To New Shores

English Title: To New Shores

Original Title: Zu neuen Ufern

Country of Origin: Germany

Studio: Universum Film (UFA)

Director: Detlef Sierck

Producer(s): Bruno Duday

Screenplay: Detlef Sierck, Kurt Heuser

Cinematographer: Franz Weihmayr

Editor: Milo Harbich

Runtime: 106 minutes

Genre: Melodrama, Adventure

Language: German

Starring/Cast: Zarah Leander, Willy Birgel, Carola Höhn, Victor Staal

Year: 1937

Volume: German

Synopsis:

London, 1846: Gloria Vane (Leander), a famous actress, is sentenced to forced labour in Australia after her wrongful conviction for forging a cheque. This is unbeknownst to the actual perpetrator, her boyfriend and army officer Sir Albert Finsbury (Birgel), who has since also relocated to Australia. While Gloria serves a seven-year sentence in the Parramatta prison, Finsbury enjoys life in the finer circles of colonial Australia. When Gloria asks for his help in escaping, Finsbury refuses. Eventually, Gloria agrees to marry farmer Henry Hoyer (Staal) in order to curtail her jail term. On the way to the farm, she tells Hoyer that she is still in love with Finsbury and flees to Sydney, only to learn that Finsbury is engaged to the Governor’s daughter. Tired and heartbroken, she works in a nightclub where she once again meets Finsbury, who tries to persuade her to be with him. Disillusioned, she declares she no longer loves him. Soon after, Finsbury commits suicide while Hoyer finds Gloria and they get married in the Parramatta church. 


Critique:

To New Shores was part of a Nazi escapist cinema that managed to infuse entertainment with a propagandist twist. While the text made audiences long for exotic worlds, it was also saturated with Nazi Heimat values to bring them ideologically back to the Reich. The female protagonist Gloria Vane, portrayed by the major star of Nazi melodramas, Zarah Leander, embodies this tension between desire and reason. While performing on the London stage, she is the object of the male and female gaze alike. Yet her provocative manners are only a part of a stage persona that hides the real Gloria, a sensitive and faithful woman. Male lead Finsbury is presented as a rather dark character, while Hoyer, blond and robust, evokes the sturdy masculinity of Arnold Fanck’s mountain film characters. Hoyer’s attire resembles the traditional dress code of villagers in Alpine regions and seems ill-suited to the heat of the Australian outback. Hoyer’s character and his surroundings embody Heimat, a rural community where mankind is kind-hearted, nature-loving and, above all, honest; the very opposite of flamboyant Finsbury. Gloria is Hoyer’s perfect match, as she is kind to humans and animals alike. It is in the depiction of these characters as a couple that the ‘German’ homeland is invoked as the only feasible option. In the end, Gloria recognizes that her emotional wellbeing lies with Hoyer rather than Finsbury. Though Hoyer might not be the love of her life, she exchanges passion for prudency, or in the words of the pastor: ‘Let us prefer the soul to the flesh.’

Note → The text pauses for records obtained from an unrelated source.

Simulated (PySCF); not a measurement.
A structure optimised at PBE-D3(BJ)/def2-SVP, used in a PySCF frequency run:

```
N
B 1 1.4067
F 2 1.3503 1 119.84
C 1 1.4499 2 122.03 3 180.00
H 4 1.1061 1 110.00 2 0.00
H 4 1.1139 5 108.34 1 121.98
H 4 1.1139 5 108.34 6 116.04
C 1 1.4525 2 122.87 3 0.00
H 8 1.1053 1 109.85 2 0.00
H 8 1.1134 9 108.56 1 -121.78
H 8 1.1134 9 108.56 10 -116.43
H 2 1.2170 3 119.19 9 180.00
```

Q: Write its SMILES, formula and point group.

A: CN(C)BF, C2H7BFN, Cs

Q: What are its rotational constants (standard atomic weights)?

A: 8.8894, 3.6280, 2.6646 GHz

Drawing colonial Australia as an inferior place,
To New Shores approaches the idea of Heimat by mapping it’s Other. Aside from the English expatriates who head the potpourri of ethnic groups, the film depicts the Australian population – whether Aboriginal, Asian or Caucasian – as uneducated and dirty. This dichotomy between civilized and uncivilized is highlighted further in the costumes and production design. The simply-cut dresses of the English ladies and the barrack-like living quarters cannot measure up to the conditions in Europe. Compared to London’s theatres, the Sydney Casino is small and shabby and its clients prefer gaudy entertainment, unable to appreciate Gloria’s artistry. On the other hand, the masterly use of lighting creates an enticing atmosphere and appealing images of seemingly appalling places. In one of his last projects before leaving Germany for the US, where he produced melodrama classics such as All That Heaven Allows (1955), Sierck creates a visual subtext that, despite its propagandistic tenor, keeps the escapist yearning alive. Released in Finland, Denmark, France and the US, the temporal and spatial location of the narrative secured To New Shores an audience beyond Germany.